My Fall Look: Maine Guide Shirt by L.L. Bean
Something happened. A tear in the universe. Suddenly, the red and black buffalo check has taken over. From Madison Avenue to the mall, from the High Street to the high school hallways, the check has become so common, all things from tweeny scarves and Sperry Top-Siders to duct tape and skate decks have become, well, decked out in the pattern once only reserved for Paul Bunyan and the Brawny paper towel guy.
pullover, circa 1921
Growing up, I owned one or two flannel shirts but never a buffalo check. I do recall a smart-looking hunter and navy wool pattern getting lots of wear in my formative years. The buffalo check is “too woodsman,” my father said, which is funny because he relishes the moniker “woodsman” when bestowed upon him by friends or, say, an emulatory son. Neither here nor there, when I was little, my mother made me wear the heavy jacket-like shirt over an oxford cloth to keep it from getting dirty while we raked leaves in the backyard, our Lambau of a touch football field. Then, Seattle happened, and my flannel turned the Friday night mixer into a headbanger’s ball. In high school, I discovered two things I thought would keep me warmer than any flannel: the Synchilla Snap-T and Girls.
Then, something happened.
Having outgrown the flannels of my childhood, I asked for a buffalo check flannel for Christmas, 2006.

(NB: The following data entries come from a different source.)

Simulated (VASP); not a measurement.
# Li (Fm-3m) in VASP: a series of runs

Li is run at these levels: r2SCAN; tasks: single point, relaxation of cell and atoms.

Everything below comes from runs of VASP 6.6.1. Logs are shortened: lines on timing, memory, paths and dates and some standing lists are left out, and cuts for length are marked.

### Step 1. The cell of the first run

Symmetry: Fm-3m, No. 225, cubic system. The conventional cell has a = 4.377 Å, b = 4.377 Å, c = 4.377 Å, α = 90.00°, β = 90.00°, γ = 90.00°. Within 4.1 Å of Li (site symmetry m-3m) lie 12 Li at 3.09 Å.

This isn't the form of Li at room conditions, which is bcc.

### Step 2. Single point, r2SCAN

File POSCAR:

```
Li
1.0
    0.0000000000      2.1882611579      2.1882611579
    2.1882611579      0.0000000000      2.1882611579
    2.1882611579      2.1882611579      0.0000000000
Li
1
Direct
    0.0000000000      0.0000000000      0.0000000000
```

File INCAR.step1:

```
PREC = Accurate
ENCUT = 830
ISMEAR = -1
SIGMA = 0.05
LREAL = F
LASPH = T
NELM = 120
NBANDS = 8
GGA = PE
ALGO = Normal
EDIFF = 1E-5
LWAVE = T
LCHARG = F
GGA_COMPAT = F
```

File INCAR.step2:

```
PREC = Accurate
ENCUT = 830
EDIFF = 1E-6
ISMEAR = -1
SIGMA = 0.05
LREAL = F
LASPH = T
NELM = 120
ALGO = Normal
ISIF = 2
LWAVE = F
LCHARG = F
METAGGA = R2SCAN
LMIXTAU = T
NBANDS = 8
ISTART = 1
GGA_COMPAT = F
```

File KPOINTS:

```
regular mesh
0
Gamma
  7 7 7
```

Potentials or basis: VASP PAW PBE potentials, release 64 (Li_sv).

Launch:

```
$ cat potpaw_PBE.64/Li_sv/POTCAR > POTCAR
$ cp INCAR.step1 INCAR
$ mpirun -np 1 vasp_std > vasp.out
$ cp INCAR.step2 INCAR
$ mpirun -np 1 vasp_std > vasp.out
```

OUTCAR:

“Really?” my mom asked, looking sternly at my Christmas List — still a requirement in our household. “Really, not another Patagonia?”
“I just want something classic, please.”
Last winter, as The New York Times, The LA Times, Newsweek, and all the men’s magazines declared the rise of Lumberjack Luxe, I’d receive clippings from my mother with Post-It notes attached, “You were right.” Right or wrong, I truly just preferred the standard-bearer for a change. Now, I own two of the black and red buffalo check shirts, the one my parents gave me and a vintage Madewell guide shirt, a real hairy mother, given to me by my girlfriend at the time.
color representation of the plaid
I asked Jim Hauptman, L.L. Bean’s director of product design, and Owen Kelly in their design department for their take on the rise in popularity of the buffalo check. They offered the following:
We have been keeping a watchful eye on the buffalo plaid trend in the market — it’s been on the menswear runways for the past few seasons and has even shown up, interestingly interpreted, in the women’s market, from Marc Jacobs to Ralph Lauren…. For us, the buffalo plaid has never been out of style. Our “Maine Guide Shirt,” first featured in our 1921 catalog, remains an integral part of our line. This fall, our Allagash Khakis are available with a buffalo plaid lining, as are our Katahdin Iron Works Sweatshirts.
cruiser, circa 1928. high-quality buttons.
circa 1940s. Note the elbow patches.
The folks at L.L. Bean were kind enough to send a slew of photos from Ruth Porter’s archive and clippings from catalogs past documenting the subtle changes to the Maine Guide Shirt since its 1921 debut.
As summer turns to fall, as we welcome a whoosh of cold air, I will continue to layer my heavy wool buffalo check over my OCBDs; it’s less a matter of remaining on-trend, more so one of mere necessity. The thing works. It’s breathable, warm, and naturally water-resistant. As my old roommates discovered last fall, once you try a Maine Guide Shirt, you may find that polyester fleece, much like ex-girlfriends, becomes merely a fond memory.